When we bind the DataReader to the DataGrid, the DataGrid does a major job for us automatically. Normally we would have to iterate through the results one record at a time, but the DataGrid takes care of this for us.
DataAdapter Object
Looking back at Figure 4-1, we can see that so far we've taken the route on the right side of the diagram to get data to the calling code. As we discovered, this is the fire-and-forget-it way and is a one-way trip only. It doesn't allow data to be processed in return (other than passing parameters to a stored procedure that would use them for updating, inserting, or deleting data). We have also not yet worked in a disconnected fashion. This is where the DataAdapter comes in. The left side of Figure 4-1 depicts the process for handling disconnected data. The DataAdapter is our bridge from the actual data to the disconnected DataSet. This bridge is a two-way street. The DataAdapter fills the DataSets with data it passes along from the data source; actually, it passes the data it receives through the Connection and Command objects. On the way back to the data source, the DataAdapter can resolve changes made in the DataSet. Between these two processes the DataSet is totally disconnected from the actual data. But we'll talk more about that later.
When we instantiate the DataAdapter, we must pass it the SelectCommand property, which is the Command object. In the same way the Command object was used earlier to get data to the DataReader, the Command object retrieves the data from the data source. The actual passing of the data (like a baton passed in a relay race) happens when the Fill method of the DataAdapter is called. This is when the result fills the DataSet. You can see the workings of this in Example 4, the "SQL Statement returning a DataSet" link, which is implemented in the SQLtoDataSet.aspx file located in the DirectAccess folder.

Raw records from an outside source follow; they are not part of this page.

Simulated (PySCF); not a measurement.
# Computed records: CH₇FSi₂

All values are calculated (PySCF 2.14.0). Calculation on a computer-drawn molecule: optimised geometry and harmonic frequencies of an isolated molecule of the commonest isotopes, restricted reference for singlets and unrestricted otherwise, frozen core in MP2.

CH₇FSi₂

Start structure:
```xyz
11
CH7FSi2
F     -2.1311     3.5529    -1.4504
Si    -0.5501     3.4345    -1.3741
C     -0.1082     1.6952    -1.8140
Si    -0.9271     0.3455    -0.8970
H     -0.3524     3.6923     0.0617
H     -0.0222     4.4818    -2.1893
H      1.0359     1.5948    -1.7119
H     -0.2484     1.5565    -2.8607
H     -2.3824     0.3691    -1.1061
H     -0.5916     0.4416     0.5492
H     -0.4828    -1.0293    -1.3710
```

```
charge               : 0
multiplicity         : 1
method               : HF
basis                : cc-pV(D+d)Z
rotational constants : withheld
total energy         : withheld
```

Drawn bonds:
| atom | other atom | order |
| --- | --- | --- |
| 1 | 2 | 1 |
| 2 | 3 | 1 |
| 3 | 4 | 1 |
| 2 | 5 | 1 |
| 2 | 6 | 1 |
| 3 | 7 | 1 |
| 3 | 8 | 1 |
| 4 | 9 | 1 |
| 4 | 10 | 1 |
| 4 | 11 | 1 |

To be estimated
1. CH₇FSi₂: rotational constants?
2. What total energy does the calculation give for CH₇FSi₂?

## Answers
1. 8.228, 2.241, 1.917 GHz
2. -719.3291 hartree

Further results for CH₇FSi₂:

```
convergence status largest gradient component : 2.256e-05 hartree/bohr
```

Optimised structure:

DataAdapterObject = New SqlDataAdapter(CommandObject)
DataAdapterObject.Fill(DataSetObject, "Employees")
When calling the Fill method, we populate the DataSet object with a new table named Employees and the data returned from the Command object. The DataAdapter handles the creation and destruction of the connection and command objects, so there is nothing for us to do. We could explicitly create these and reuse them, but that would not fit our preferences, which you'll recall are the 3 Gs (get in, get it, get out).
If we don't name the table when using the Fill method, a default name will be assigned to it. We can access the table through the table collections index property as follows:
DataGridEmployees.DataSource = DataSetObject.T ables(0)
Since naming the table is supported and makes our code easier to read and debug, we prefer to give each table a name as shown in the third example. When you examine the code section of this example, you will also find that we changed the way we access the Connection string. Instead of having to remember its syntax or copying it back and forth, we've opted to use the ConfigurationSettings in the Web.config file. You simply add the appSettings element within Web.config, which is nothing but an XML file, and within the appSettings element, you create an <add key =. entry, as shown here:
<appSettings>
<add key="Northwind"value="data source=localhost..." />
</appSettings>
The calling code looks like this:
ConnectionString = ConfigurationSettings.AppSettings("Northwind")This also helps us manage all connections used within the Web application. When using Visual Basic .NET, we can create a similar file and call its content. If we feel that security is a larger issue (because although the Web.config file is protected from access through the Web, it's not protected from internal network access), we can create a ConnectionStringObject that looks at an encrypted connection string file stored on the system and pass the connection string through that object. For our examples and most applications, the web.config approach above will suffice.
In addition to the Fill method, the DataAdapter has FillSchema and Update methods. Whereas the Fill method creates a table and fills it with the result of the Command object, the FillSchema method just creates the empty shell of the table inside the DataSet. The Update method does exactly what it says: updates the actual data source with the changes passed from the DataSet.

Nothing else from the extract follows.